The M&A market is getting hotter this summer, thanks to the sunrise Indian telecom sector. Despite the overall economic slowdown, telecom giants are not shying from pouring dollars in Indian telecom, especially in the last 12-18 months, as they see a significant investment opportunity in it. From Russias Sistema to Bahrains Batelco, to Emirates Etisalat to Norways Telenor and now the talks between South Africas MTN and Bharti, the queue outside the Indian telecom sector has just got longer.

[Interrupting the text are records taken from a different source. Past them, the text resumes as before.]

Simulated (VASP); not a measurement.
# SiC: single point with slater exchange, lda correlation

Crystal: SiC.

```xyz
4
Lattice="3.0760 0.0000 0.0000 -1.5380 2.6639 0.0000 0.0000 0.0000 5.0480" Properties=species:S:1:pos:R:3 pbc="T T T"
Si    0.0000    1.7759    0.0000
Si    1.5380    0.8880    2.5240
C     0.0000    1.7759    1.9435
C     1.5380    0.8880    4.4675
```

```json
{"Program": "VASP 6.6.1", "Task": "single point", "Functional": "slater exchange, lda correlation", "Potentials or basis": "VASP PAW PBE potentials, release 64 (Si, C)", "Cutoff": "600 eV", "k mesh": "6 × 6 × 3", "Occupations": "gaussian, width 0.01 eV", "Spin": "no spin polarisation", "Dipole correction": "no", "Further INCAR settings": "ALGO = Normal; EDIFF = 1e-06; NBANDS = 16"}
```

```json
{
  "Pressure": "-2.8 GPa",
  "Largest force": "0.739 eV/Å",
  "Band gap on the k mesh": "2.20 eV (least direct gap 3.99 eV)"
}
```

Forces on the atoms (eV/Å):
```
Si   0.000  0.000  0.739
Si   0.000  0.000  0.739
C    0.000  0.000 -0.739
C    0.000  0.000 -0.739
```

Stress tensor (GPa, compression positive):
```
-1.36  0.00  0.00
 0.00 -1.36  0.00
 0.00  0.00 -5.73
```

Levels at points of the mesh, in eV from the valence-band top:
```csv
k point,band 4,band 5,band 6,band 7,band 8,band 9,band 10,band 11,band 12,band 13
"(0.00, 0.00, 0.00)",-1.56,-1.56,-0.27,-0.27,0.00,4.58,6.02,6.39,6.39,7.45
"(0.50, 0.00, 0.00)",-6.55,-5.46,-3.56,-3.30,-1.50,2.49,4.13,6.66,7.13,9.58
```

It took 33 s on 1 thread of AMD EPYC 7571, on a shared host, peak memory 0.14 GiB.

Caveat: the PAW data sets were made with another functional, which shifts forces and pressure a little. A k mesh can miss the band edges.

For the count, companies of almost 10 countries have already invested in Indian telecom, at present. Primarily, amongst these are UK, Norway, US, Singapore, Malaysia, Russia, Japan, Gulf countries and now South Africa. The reason is simple. The telecom industry is widely known to give 3-4 times return over a five-year period, when compared with the stock market. With FIIs on a downtrend due to a flattish stock and real estate market, its the FDI in telecom which is seeing a bullish trend.

Last year it was Norways Telenor buying a 60% in Unitech Wireless for about $1.07 bn, followed by a whopping $2.7 bn investment by Japans NTT DoCoMo in Tata Teleservices for a 26% stake. Following suit, Bahrain Telecom invested $225 million investment in Chennais S Tel, a new player yet to start services. And now it is the $23 bn mega merger talks between Africas largest mobile operator MTN with Indias largest telecom group Bharti Airtel.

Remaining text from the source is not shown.